John Quincy Adams from Massachusetts, Daniel Webster also from Massachusetts, Thomas Herbert Benton from Missouri, Sam Houston from Texas, Edmund G Rose from Kansas, Lucius Lamar from Mississippi, George Norris from Nebraska and Robert A Taft from Ohio, were the eight senators profiled in the book for their extraordinary courage.
John Quincy Adams was profiled for breaking away from the Federalist Party, Webster for speaking in favour of the compromise of 1850, as part of it the Fugitive Slave Act was amended and the slave trade in Washington, DC was abolished, and California entered the Union as a free state and a territorial government was created in Utah.
Benton was profiled for staying in the Democratic Party, despite his opposition to the extension of slavery in the territories. Houston was profiled for speaking against the Kansas-Nebraska Act of 1854, which would have allowed the two states to decide on the slavery question.

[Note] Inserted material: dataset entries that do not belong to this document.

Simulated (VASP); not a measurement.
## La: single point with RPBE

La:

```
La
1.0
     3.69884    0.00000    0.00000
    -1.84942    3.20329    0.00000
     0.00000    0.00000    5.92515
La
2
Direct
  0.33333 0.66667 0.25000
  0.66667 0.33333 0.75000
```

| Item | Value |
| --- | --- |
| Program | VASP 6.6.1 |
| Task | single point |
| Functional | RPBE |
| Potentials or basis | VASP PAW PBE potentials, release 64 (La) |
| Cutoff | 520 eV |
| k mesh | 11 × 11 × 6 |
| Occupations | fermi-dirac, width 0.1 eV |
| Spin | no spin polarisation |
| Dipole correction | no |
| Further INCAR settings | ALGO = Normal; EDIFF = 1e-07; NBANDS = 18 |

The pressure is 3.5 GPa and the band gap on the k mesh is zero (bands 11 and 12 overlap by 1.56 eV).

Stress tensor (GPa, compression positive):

Edmund G Ross, from Kansas, was profiled for voting for acquittal of in the Andrew Johnson impeachment trial. As a result of Ross’s vote, along with those of other Republicans, Democrat Johnson’s presidency was preserved.
Lucius Lamar from Mississippi was profiled for praising Charles Summer on the Senate floor and other efforts to mend ties between the North and South during the Reconstruction and for his principled opposition to the Bland-Allison Act, referred to as the Grand Bland Plan of 1878, an Act of the US Congress requiring the US Treasury to buy a certain amount of silver and put it into circulation as silver dollar. He gave rousing speeches that eventually led to public approval of his decisions and cemented a legacy of courageousness.
George Norris from Nebraska was profiled for opposing Joseph G Cannon’s autocratic power as speaker of the House of Representatives, for speaking out against arming US merchant ships during United States’ neutral period during the First World War and for supporting the presidential campaign of Democrat Al Smith, the first Catholic to be a major party nominee.
Senator Robert A Taft, from Ohio, was profiled for criticising the Nuremberg Trials for trying Nazi war criminals under the ex post facto laws, counter criticism against Taft’s statements contributed to his failure to secure the Republican nomination for president in 1948.
In 1956, JFK gave a copy of ‘Profiles in Courage’ to Richard Nixon, who responded that he was looking forward to read it. In 1962, Nixon wrote his book ‘Six Crises in response to Profiles in Courage’.
JFK wrote two other books, A Nation of Immigrants and Why England Slept. His books were sold by book stores in Dhaka in the 1960s and he had many readers.
In 1990, JFK’s family created a ‘Profiles in Courage Award’ to honour individuals who acted with courage just like those profiled in the book. Despite the controversies surrounding JFK including his authorship of ‘Profiles in Courage’, for his charismatic leadership, he still remains popular with the old generation. The unresolved mystery of his assassination made him a tragic figure. He was popular also for his youthful leadership.